DAVID HANNERS is probably one of the few former oilfield roughnecks you’ll ever meet who also has a Pulitzer Prize. His songs feature vibrant storytelling, and he brings his vivid characters to life in a way reminiscent of John Prine, Bill Morrissey and Steve Earle.

“Truth is stranger than fiction, and that’s particularly true when it comes to songwriting,” David said. “If you just shut up and watch people -- observe their mannerisms, follow their eyes, listen to the specific words they use -- you can usually have enough for a good song right there.”

That storytelling was one of the reasons his first CD, Nothingtown, was named a Critic's Year-end Top Ten selection by the Minneapolis Star Tribune. And his craft has only gotten better with his 2009 release, The Traveler's Burden.

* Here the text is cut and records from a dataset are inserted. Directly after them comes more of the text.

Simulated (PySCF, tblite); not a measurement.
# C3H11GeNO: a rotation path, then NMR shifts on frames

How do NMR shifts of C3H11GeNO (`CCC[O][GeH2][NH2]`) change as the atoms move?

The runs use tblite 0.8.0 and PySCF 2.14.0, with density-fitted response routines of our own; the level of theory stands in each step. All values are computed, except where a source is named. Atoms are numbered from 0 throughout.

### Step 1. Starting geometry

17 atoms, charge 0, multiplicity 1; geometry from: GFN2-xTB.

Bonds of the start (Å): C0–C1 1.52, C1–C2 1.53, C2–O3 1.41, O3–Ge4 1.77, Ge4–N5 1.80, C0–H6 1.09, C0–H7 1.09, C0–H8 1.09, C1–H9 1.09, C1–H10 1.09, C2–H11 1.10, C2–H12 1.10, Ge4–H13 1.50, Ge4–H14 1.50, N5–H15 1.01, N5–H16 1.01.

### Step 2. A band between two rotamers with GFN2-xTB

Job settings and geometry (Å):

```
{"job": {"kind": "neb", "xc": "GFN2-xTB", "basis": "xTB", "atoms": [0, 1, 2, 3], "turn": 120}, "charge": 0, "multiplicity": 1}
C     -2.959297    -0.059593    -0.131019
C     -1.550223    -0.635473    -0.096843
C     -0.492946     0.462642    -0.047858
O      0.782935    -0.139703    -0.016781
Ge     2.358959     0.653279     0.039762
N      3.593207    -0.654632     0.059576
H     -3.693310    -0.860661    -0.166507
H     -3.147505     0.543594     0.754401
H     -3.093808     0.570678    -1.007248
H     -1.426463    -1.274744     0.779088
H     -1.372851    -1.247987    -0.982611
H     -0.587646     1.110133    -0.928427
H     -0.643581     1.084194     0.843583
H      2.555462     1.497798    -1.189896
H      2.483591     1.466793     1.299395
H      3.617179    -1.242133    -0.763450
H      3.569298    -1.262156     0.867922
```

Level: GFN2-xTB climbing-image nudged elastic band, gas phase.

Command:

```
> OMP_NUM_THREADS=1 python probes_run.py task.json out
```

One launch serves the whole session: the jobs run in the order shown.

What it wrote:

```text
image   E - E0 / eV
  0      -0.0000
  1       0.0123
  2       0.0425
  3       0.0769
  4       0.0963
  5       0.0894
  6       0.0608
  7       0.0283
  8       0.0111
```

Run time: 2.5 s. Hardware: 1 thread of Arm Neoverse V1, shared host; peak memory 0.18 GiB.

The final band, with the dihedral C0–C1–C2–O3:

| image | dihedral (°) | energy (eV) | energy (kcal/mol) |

The Traveler’s Burden has raked up a number of good reviews, but few sum up the CD as well as noted music critic and author Jim Walsh, who wrote for MinnPost.com that the record is “like Townes Van Zandt doing Nebraska.”

“I’d never be so presumptuous to say that myself, but I’m glad he said it,” David mused. “He got what I was going for with the record.”

David grew up in Casey, a town of 2,900 in East Central Illinois. It is a farming community -- it used to be the Timothy-grass capital of the world -- and while an outsider may see it as little more than corn and soybean fields, it is an area with a history of literature and music. A few miles to the east, James Jones wrote From Here to Eternity, and a few miles to the south is the hometown of folk legend Burl Ives. Most of David’s songs take place in his native Midwest, but he also draws on Texas, where he lived for 17 years.

And, yes, David has a Pulitzer Prize (1989, Explanatory Journalism) and he has spent most of his life working as a newspaper reporter. It is a job where he gets to see the best and worst of people; some of them (or parts of them) wind up in his songs. But he’s also worked a variety of other jobs. He’s been a roughneck (“I thought the money was good until I realized my dad and I were among the few who still had all our fingers,” he said), a short-order cook (“I did a mean steak and eggs”) and he also cleaned dead animals off the highway for the Illinois Department of Transportation.

David has earned a number of songwriting honors. He’s a winner of the Minnesota Folk Festival's "New Folk" songwriting competition. Other artists have recognized his work; in 2010, famed photographer Wing Young Huie selected David’s “The Ballad of Mohamed Saleh” for the soundtrack of his groundbreaking University Avenue Project. David’s songs have also been featured at the John F. Kennedy Center for the Performing Arts as part of Laura Lundgren-Smith's play Digging Up the Boys, a work about three trapped coal miners set in the 1930s South.

David has opened for national touring acts such as Tom Paxton, Bill Staines, Ellis Paul, Garnet Rogers and others.